By: Tiana Laurence, Co-founder & CMO of Factom, Inc.

How do you protect your money? In the old days when cash was king, most of your savings were located in a high-security bank. Anything you kept at home was based on protecting your paper money — in a wallet, in a home safe, etc. All of this meant any unscrupulous person had to physically access your money: by breaking into your home, stealing your wallet, or breaking into a bank. Common sense and sheer logistics made this a challenging and rare endeavor.

In the digital world, security is a much different game. Someone on the other side of the world may be able to retrieve your information without you ever knowing. Cyber security is a very real threat these days, and as the world becomes more and more connected, every device is a point of entry. Digital information is the value we are trying to protect and it’s locked behind virtual vault doors, and unlike before, there are many ways for people to break in. Digital currencies have up the ante even more by creating direct online transactions that don’t use third-party merchants (PayPal, credit card companies, banks, etc.) and allow for borderless transfer-of-ownership.

If you invest in digital currency, cybersecurity should be at the top of your concerns:

Stolen Keys: In the pre-digital world, if someone took your keys, then they’d be able to break into your home or drive away in your car. With digital currency, keys work the same way, but they provide direct access to your digital cash. Your private keys are the equivalent to physical keys to your vault, and one of the trickiest aspects of owning digital currency is managing those. The person that controls the keys controls the money. If that’s on your own device, then a hacked or stolen device means losing access to your money (while someone else potentially gains access). If that’s through a third party, then if they are compromised, all keys held by them become potentially vulnerable.

Protect yourself by: Using strong encryption with any method of storing your keys and push the assets to offline storage after each transaction.

Linked Accounts

Bitcoin and other digital currencies can be used for general retail purchases in addition to person-to-person transactions. Services like iPayYou and other intermediary platforms connect your digital currency to real-world accounts, and if these accounts are compromised in any way — hacked via phishing, a stolen or lost a device, etc. — then your digital currency is exposed and vulnerable.

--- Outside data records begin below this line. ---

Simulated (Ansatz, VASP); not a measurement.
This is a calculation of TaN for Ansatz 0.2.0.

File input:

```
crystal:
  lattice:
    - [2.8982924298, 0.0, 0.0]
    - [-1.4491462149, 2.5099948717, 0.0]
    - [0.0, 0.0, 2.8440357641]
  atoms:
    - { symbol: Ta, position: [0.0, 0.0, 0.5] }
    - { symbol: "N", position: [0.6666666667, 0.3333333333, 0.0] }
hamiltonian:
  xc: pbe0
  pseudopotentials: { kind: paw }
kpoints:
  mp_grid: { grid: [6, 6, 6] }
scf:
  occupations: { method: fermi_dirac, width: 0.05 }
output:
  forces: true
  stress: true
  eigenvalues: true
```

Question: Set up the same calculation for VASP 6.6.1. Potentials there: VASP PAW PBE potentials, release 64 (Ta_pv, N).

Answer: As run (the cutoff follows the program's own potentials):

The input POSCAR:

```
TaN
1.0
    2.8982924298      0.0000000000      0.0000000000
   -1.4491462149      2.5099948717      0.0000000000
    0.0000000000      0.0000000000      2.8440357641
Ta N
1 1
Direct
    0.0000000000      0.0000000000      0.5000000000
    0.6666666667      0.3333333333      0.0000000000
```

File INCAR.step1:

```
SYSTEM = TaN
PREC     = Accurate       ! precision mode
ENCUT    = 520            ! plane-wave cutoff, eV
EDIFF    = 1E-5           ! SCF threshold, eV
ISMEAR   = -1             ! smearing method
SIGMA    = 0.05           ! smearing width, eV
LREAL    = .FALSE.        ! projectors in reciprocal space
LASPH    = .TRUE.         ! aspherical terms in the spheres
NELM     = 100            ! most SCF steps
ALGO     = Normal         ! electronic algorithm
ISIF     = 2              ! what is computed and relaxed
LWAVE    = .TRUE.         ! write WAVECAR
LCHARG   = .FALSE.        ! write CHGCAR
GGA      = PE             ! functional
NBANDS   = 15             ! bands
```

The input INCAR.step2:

Protect yourself by: Following strong password and smart security protocols (i.e. two-factor authentication) for any platform that connects to your digital currency.

A Compromised Exchange

Bitcoin and other digital currencies are purchased through digital money exchanges. (For the uninitiated, this is the digital version of going to a physical bank and exchanging American dollars for, say, euros.) For example, Bitcoin itself cannot be hacked — that would be like saying the dollar has been hacked — but an exchange can be hacked (the digital version of a bank robbery); in fact, more than 30 documented hacks of exchanges have occurred.

Protect yourself by: Researching the security protocols behind an exchange before entrusting your funds to them.

A Dead Platform

Platforms come and go all the time, regardless of media or industry. Digital currency is no different. In the cycle of the digital world, companies go under and often take their customers and investors with them. As the user of a digital currency, you fall under their customer base — and if the platform goes under, then your money goes with it.

Protect yourself by: Researching the stability of a company before purchasing its digital currency.

A Hard Fork

In technology terms, a “hard fork” is a systemic upgrade where previous data is incompatible. While this isn’t necessarily a direct security risk, it will impact the value of digital cash. If the impact is severe enough, it could threaten a company’s viability, and that is a definite concern.

Protect yourself by: Examining the architecture, technology, and engineers behind a platform, then decide if now is a good time to buy in.

Why Use Digital Currency?

With all of those potential security problems, you may wonder why people use digital currency. In addition to things like better fraud protection and lower fees, the biggest benefit of digital currency is inherent in its existence — while there are cybersecurity concerns, the value is not tied to the political or economic climate of one nation. In that way, digital currency allows disenfranchised groups to store and exchange value. Governments are also getting on board with this idea too and are looking to issue their own cryptocurrencies, represents the new money of the future. Globalization and blockchain technology are taking us into an interconnected world and a future that is borderless — and digital currency is the economic means of that future.